Ralph Vaughan Williams

Photo: Bettmann Archive/Getty Images

Annandale-on-Hudson, N.Y.

Ralph Vaughan Williams (1872-1958) isn’t just one of the most important 20th-century British composers; he is one of the supreme figures of 20th-century music. Yet, though he wrote in almost every genre of composition—symphonies, operas, chamber music, choral music and songs—he is best known for a relative handful of works: the fantasias on “Greensleeves” and on “a Theme by Thomas Tallis ”; “The Lark Ascending”; the “Serenade to Music”; and his uproarious Overture to Aristophanes’ “The Wasps” with its menacing, buzzing trill for the strings.

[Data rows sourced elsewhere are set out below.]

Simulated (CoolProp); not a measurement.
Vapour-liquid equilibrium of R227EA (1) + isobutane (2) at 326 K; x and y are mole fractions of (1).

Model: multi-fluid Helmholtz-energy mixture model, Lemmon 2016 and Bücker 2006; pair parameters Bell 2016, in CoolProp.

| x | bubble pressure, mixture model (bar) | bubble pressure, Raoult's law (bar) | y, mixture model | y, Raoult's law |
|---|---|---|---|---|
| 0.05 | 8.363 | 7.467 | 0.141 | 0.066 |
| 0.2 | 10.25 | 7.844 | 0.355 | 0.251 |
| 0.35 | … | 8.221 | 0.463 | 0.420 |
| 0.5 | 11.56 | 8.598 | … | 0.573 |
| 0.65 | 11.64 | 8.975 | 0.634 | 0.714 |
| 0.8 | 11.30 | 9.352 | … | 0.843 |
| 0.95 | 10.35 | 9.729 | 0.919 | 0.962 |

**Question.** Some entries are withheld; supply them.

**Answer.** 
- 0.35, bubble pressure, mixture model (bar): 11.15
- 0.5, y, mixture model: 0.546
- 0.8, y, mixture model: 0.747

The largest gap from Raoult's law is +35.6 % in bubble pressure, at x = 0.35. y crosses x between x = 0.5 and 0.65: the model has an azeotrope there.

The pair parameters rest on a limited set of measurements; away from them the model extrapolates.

Over the weekends of Aug. 4-6 and Aug. 10-13, the Bard Music Festival’s “ Vaughan Williams and His World” will present his works in the context of British and European music written during his long life, especially by those composers who influenced him and whom he himself influenced. Enhanced with lectures and panel discussions, as well as two special events featuring his Mass in G-minor and other music showcasing the historic, newly restored organ of the Church of the Messiah, in the nearby town of Rhinebeck, the themed concerts will offer a sweeping exploration of Vaughan Williams’s oeuvre. Representative works on the programs include his early Quintet in C-minor; his Concerto in D-minor; “Job, a Masque for Dancing”; the Concerto in C for Two Pianos and Orchestra; the sensuous “Flos campi,” inspired by erotic verses from the biblical Song of Solomon; and the Shakespeare-inspired opera “Sir John in Love.” Performances will also feature music by Béla Bartók, Samuel Coleridge-Taylor, Max Bruch, Frederick Delius, Edward Elgar, Noël Coward, Jean Sibelius, Ethel Smyth and Herbert Howells, among others.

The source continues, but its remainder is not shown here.